Think about it, planning to make a two-story house isn’t cheap, but if you wait until the roof has been put on it to finally say: Oh you know what, you need another story on top of that” it’s far more expensive. You would have to remove all or part of the roof, build another story on top of it and then replace the roof again. In fact, your foundation may not even be designed to handle the extra weight.
Again, this is true even for adaptive projects, those that allow for change. Although the cost for change may be lower than in predictive, a change later on in the project generally costs more. The answer is obvious. The earlier you make such scope-related design changes and decisions, the less expensive the project will be. Procrastination causes cost to skyrocket.
[11:47] Solve the Cost Management Puzzle
How will you get answers to the key project cost management questions to solve this puzzle? Consider the stakeholder requirements. We cannot stress enough the importance of the role of stakeholders in Cost Management and they should be involved at the very start during Cost Management Planning. Stakeholders influence how project costs are measures. For example, stakeholders may have a say in the method of cost estimation.

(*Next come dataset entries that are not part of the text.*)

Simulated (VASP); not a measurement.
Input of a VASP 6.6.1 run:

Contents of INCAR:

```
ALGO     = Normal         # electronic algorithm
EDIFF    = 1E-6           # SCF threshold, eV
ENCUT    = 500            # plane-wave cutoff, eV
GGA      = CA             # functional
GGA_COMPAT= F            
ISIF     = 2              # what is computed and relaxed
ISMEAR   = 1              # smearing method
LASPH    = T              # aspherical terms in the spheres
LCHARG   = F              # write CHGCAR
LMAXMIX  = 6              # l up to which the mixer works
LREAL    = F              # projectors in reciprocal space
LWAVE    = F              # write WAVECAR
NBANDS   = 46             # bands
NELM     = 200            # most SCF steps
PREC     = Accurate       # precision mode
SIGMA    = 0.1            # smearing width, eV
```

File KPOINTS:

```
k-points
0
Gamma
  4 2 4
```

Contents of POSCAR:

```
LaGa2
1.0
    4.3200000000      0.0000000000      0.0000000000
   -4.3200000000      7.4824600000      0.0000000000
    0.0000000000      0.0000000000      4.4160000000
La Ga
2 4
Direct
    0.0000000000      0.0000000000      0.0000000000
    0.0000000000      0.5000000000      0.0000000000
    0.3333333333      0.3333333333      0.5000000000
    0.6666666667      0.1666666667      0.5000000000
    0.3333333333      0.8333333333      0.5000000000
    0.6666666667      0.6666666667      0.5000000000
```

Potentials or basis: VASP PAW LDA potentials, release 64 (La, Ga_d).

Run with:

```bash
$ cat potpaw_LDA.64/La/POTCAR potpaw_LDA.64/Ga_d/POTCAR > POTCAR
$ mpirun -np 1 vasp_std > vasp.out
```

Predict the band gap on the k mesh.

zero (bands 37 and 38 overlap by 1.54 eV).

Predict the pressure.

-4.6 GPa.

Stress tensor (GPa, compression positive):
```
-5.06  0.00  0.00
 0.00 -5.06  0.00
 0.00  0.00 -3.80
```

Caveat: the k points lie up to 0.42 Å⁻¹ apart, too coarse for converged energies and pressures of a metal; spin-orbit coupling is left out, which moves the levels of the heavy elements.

Stakeholder requirements also impact the timing of cost recognition on the project. For example, do we record cost in accounting at the point in time when cost are committed to, or do we wait until the actual money exchanges hands? Consider cost of resources needed to complete the project activities. Project managers are heavily concerned with the cost directly charged to the project. However, different cost horizons should also be considered. We not only manage costs, which are incurred during the duration of the project, but also consider the full product life cycle.
Today’s decision on the project can affect cost after the project completes. For example, spending more time and effort during the project to make sure that we have a user-friendly product will have the effect of reducing customer inquiries for service. Thereby, we are saving on long-run product support costs. Your project is just one piece of a large corporate puzzle that includes operations and support. You are not an island.
[13:32] Financial Performance
Finally, our lessons on costing finance and performance talk in a lot more depth than the PMBOK® Guide. Predicting and analyzing the potential financial performance of the project and its product may or may not be within the scope of the project.
At times, it may seem that every stakeholders want to see numbers in a different way. That is because stakeholders come from different backgrounds and have different needs. Hence, there will be a multitude of different ways you may need to represent the numbers.
Also depending on project type though, if the project is very financially focused such as a capital facilities project, you may need to. Luckily for you, however, many organizations have separate departments or personnel to perform this function outside of the project. But you still need to understand what they are doing so you can communicate with them and understand their concerns.
Some financial management techniques include return on investment, discounted cash flow, investment payback analysis. These techniques have their specific purpose and formulas to help the project manager and relevant stakeholders make project cost decisions.
The world is always changing and even though you may think that methods around costing are static, maybe even boring, there are many aspects of the field that are changing mostly based around core project methodology.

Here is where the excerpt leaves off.